Since the launch of the Dubai Media City almost five years ago, a free zone for publishing and broadcasting which is now home to more than 800 companies, Dubai has greatly increased its hold on the regional media.

Indeed, magazine launches at the rate of one per week have seemingly got a little out-of-hand, and the casualty rate among start-ups has been high. But all this entrepreneurial ferment has created some good home-grown talent, and a lively environment in which foreign media concerns have also established offices.

The question is clearly where does it all go to from here? The DMC itself has been leading the way forward, and has become far less inclined to grant licenses for magazine start-ups this year. Partly this is down to physical lack of office space in the zone, but the DMC is also acting to protect the reputation of the sector.

As recent magazine audits have demonstrated the actual reading public of the UAE is relatively small. Increasingly media buyers are therefore asking awkward questions about the value-for-money represented by advertising in magazines.
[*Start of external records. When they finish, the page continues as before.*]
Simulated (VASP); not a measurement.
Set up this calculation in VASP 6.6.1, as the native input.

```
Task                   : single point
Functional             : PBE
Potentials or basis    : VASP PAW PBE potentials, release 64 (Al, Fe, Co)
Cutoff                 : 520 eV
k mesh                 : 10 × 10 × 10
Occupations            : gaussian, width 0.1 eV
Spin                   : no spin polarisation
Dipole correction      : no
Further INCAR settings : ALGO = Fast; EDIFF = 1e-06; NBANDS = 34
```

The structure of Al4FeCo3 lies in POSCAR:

Thus it would be reasonable to expect consolidation and a continuation of the high casualty rate among recent entrants in the magazine sector.

Newspapers, TV stations and radio are more difficult to judge, if only because the free market is less in charge, and the deep pocket of the Dubai Government more in evidence.

However, the start-ups planned for this autumn - two tabloid newspapers and new radio channels - face the same basic problem as the magazines: the UAE market alone is just too small to sustain them with advertising.

At least when Dubai Government's Channel 33 TV channel re-launched as 'One' last autumn, its ambitions were regional, in short to take on Lebanon's MBC. The danger with the upcoming launches is that they are an attempt to slice the Dubai cake even more thinly.

Advertising agencies then face the same dilemma as with the dozens and dozens of magazine titles: who is actually reading or listening to this stuff? Does advertising make sense in such a media or am I wasting my client's money?

When WPP Group's CEO Sir Martin Sorrell visited Dubai earlier this year he pointed to satellite TV, outdoor advertising and the Internet as the likely growth media in future years. It is hard to argue with one of the advertising industry's leading figures.

In this context it is difficult to see how the future of Middle East publishing can be a bright one, as print media was not even mentioned on this list. Perhaps then a sector consolidation and possibly acquisitions by the global media groups is the best that can be hoped for the region's publishers.